RISPCA: Elderly couple will not be charged in animal hoarding case

Blackstone Valley
RISPCA: Elderly couple will not be charged in animal hoarding case

PAWTUCKET, R.I. (WPRI) — An elderly Pawtucket couple will not face criminal charges after nearly 100 animals were seized from their home on Wednesday, according to the Rhode Island Society for the Prevention of Cruelty to Animals (RISPCA).

Police were called to the Oakland Avenue home for code and zoning issues when they found the animals living in deplorable conditions. RISPCA President Joe Warzycha said several dogs, cats, ferrets, birds, hamsters and mice were removed from the home.

Senior Services is now helping the couple find temporary housing after their home was condemned by a building inspector, according to police.

Three dogs were also seized by animal control officers at Slater Park Wednesday afternoon after a group of dog owners realized the dogs did not belong to anyone there. Eyewitness News was there as officers removed the dogs from the park.

According to the RISPCA, a friend of the elderly residents offered to take the dogs to the shelter but when he noticed the facility was closed, he decided to let the dogs loose in the dog park.

Warzycha said the owners willingly relinquished all of the animals. Since this is a case of animal hoarding, he said the couple will not face charges but they will not be able to get back any of their previous pets.

“The hoarding mentality is not really neglect mentality. It’s more of the need to want to care for these animals,” Warzycha explained. “The situation probably would or could warrant charges but in situations like this, we try to take in all of the circumstances and it just didn’t seem like criminal charges were warranted.”

The RISPCA was able to take in two ferrets but Warzycha said the rest of the animals had to be dispersed between several shelters across the state.

“There’s really no one organization that can handle that number of animals, including us,” he said.
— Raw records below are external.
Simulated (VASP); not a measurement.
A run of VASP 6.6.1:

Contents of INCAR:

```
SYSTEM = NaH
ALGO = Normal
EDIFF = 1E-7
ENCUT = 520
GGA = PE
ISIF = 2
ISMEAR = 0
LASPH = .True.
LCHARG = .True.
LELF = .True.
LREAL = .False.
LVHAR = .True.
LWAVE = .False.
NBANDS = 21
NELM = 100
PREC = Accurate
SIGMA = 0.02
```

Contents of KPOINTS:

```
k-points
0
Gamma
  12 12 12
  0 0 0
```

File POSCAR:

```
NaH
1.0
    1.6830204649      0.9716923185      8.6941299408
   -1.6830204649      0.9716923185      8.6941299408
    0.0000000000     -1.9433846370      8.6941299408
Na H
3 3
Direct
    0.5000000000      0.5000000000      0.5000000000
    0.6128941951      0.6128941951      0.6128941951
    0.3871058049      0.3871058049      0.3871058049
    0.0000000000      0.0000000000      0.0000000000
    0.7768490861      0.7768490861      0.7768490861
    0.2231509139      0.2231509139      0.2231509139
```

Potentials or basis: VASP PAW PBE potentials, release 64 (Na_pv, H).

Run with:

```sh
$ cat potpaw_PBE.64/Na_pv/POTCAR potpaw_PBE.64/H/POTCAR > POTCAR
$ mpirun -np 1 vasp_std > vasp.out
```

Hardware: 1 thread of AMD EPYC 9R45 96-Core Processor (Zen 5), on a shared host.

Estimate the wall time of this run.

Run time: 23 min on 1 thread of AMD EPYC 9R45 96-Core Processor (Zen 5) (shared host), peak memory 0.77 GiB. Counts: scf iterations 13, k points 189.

Warzycha said there’s still an undetermined amount of cats that need to be retrieved from the home, which could take several days. He said hoarding investigations take a huge toll on the organization’s resources.

“Sometimes it is a physical endeavor to remove these animals and catch these animals,” he said. “It always strains you mentally. It’s never an easy thing to see.”

The RISPCA requested assistance with removing the animals from the home from surrounding animal control agencies, including North Providence, East Providence, Warwick and Hopkinton Animal Control.